For EPYC, AMD is using nine chips: https://images.anandtech.com/doci/13561/amd_rome-678_678x452...

That's 1x I/O chip (kind of like a router), and 8x chips, each of which has 8x cores on it. Total for 64-cores / 128-threads across 8-compute chips, talking together through a central 1x I/O and Memory chip.

The I/O chip is the biggest for reasons: 1. Its made on a cheaper process. 2. It has worse performance than the compute chips. 3. Its required to be big because driving external I/O requires more power.

So the I/O chip can be made on a cheap / inefficient 14nm process, while the CPUs can be made on a more expensive 7nm process (maximizing clock rates, power-efficiency). The big I/O ports are going to eat up a lot of power regardless of 7nm or 14nm process, so might as well save money here.

7. dragontamer ◴[] No.22359541[source]
The opposite.

AMD spent less money on TSMC's research. Apple has been bankrolling TSMC to get the latest and greatest process tech.

AMD reached 7nm not because AMD put the R&D research into it... but because they can ride on the coattails of Apple and TSMC's investments.

--------

TSMC and Apple simultaneously benefit: TSMC can spread the risk of the 7nm process to more companies. Apple still gets first-dibs on the technology (but they only need ~6months worth of factory time to build all the chips they need).

Its more surprising that Intel managed to stay ahead of TSMC / Apple for so long. The economics are kind of against Intel here. The more people working together on process tech, the more efficient the results get.
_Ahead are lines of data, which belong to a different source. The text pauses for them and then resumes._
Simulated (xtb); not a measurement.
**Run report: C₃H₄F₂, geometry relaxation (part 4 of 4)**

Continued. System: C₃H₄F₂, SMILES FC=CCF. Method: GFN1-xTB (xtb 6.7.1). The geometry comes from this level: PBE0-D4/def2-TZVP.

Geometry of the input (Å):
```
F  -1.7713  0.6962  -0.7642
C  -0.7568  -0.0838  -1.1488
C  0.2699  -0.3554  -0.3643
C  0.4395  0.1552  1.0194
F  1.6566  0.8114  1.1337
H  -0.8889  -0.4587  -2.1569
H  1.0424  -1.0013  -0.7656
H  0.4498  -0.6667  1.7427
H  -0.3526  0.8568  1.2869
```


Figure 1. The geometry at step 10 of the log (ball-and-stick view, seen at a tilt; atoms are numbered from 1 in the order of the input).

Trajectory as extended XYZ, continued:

8. cma ◴[] No.22364166[source]
It also sets them up to go forward into EUV where shot noise is unavoidable. And they had a contract with global foundries to still buy some large amount from them at a worse process node, the chipper design let’s them use that for the IO die.
9. exikyut ◴[] No.22365968[source]
Oooooh, and they can mix and match chiplets that pass progressively more stringent QC stages to build the various SKU classes.

I like it!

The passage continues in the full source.